We have friends who met through us - the woman was my flatmate and the man was DP's oldest friend. For 10 years we've been a foursome, live near each other, hang out, even some holidays together. They always had an odd relationship where she called the shots and he appeared to be a doormat, but we thought they were happy.
Then this spring, he had an affair with a colleague, decided to leave to be with her and her kids in another town (he and his DP have no kids) and revealed all to his DP. Followed by the whole thing collapsing as he realised it was all based on nothing and he didn't really want to leave his home, it was just an infatuation etc. But their relationship had broken down so we let him stay with us.
I assumed he would have his tail between his legs and show some humility and helpfulness, but he was bacisally crap. he did hardly any housework, seriously outstayed his welcome (he was here 3 months) and completely failed to respect my wishes as regards not being around when I needed to work (I work at home, shouldn't have been a problem as he has a f-t job, but he kept turning up mid-afternoon) and also, which infuriated me, agreeing to be out when we had a babysitter (agency, not a friend he knew), then turning up mid-evening. He got pissed, made a mess all the time... I feel bad because he did make the occasional effort to make a gesture eg buying takeaways, but that's not the same as doing the fecking dishes... he was less helpful than my 3yo DS!
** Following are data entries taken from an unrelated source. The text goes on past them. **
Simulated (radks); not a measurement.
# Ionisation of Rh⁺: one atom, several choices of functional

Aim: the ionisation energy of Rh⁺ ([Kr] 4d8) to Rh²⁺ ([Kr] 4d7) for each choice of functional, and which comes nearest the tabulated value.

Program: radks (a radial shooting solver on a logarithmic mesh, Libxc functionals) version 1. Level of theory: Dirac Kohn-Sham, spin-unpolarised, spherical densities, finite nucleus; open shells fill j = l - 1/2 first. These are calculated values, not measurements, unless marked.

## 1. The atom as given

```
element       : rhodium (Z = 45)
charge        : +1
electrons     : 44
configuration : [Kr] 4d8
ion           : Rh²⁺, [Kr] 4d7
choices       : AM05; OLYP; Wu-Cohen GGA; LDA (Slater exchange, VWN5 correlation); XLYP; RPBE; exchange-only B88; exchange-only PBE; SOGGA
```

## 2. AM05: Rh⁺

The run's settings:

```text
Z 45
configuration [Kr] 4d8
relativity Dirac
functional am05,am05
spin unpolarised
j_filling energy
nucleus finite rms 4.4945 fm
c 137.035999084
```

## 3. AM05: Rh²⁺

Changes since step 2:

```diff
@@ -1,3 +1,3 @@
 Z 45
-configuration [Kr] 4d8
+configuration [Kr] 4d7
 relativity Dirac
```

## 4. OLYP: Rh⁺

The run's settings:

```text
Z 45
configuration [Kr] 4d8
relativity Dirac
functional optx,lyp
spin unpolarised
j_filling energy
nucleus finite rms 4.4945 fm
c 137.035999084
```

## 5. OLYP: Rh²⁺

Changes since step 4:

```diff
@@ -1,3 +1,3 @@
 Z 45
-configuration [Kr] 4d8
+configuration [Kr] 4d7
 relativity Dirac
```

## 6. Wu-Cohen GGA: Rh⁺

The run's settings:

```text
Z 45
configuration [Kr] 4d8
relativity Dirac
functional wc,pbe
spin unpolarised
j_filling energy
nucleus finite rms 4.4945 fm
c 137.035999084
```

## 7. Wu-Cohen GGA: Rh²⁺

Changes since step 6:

I really had my fill of him and was furious by the time he finally left - he got a rented flat after months of turning his nose up at what was available, when my DP finally insisted he shift his arse and stop being such a prima donna about finding the perfect flat.
Meanwhile, he and his (ex?) DP are having counselling (which is going appallingly according to her), trying to talk things over, supposedly considering getting back together etc but it's been over 6 months now and I get the feeling it's not happening. At first she needed a lot of support of course but now she says she doesn't want to discuss it with anyone - I suspect because people will tell her to end it once and for all - and it's just in limbo. He hasn't crawled or begged for forgiveness, he's just blobbing in his flat and being a bit crap, and she's apparently putting off the inevitable. Or maybe they will get back together, I don't know. It's awkward because he still winds me up so much, I really don't want to see him, but he's DP's mate and DP has him round a lot. Xmas is coming which we usually do with them, and we also usually go away with them at new year, and I'm dreading it. But DP gets upsets if I'm not nice to this man because he's had a rough time and needs friends etc.
Am I a cow? I'm really struggling to be civil to him and he can tell. And if we all do have to rub along I'm not sure how I can start feeling better about it.
Sorry long, maybe I just need to rant about it, but if anyone has wise words...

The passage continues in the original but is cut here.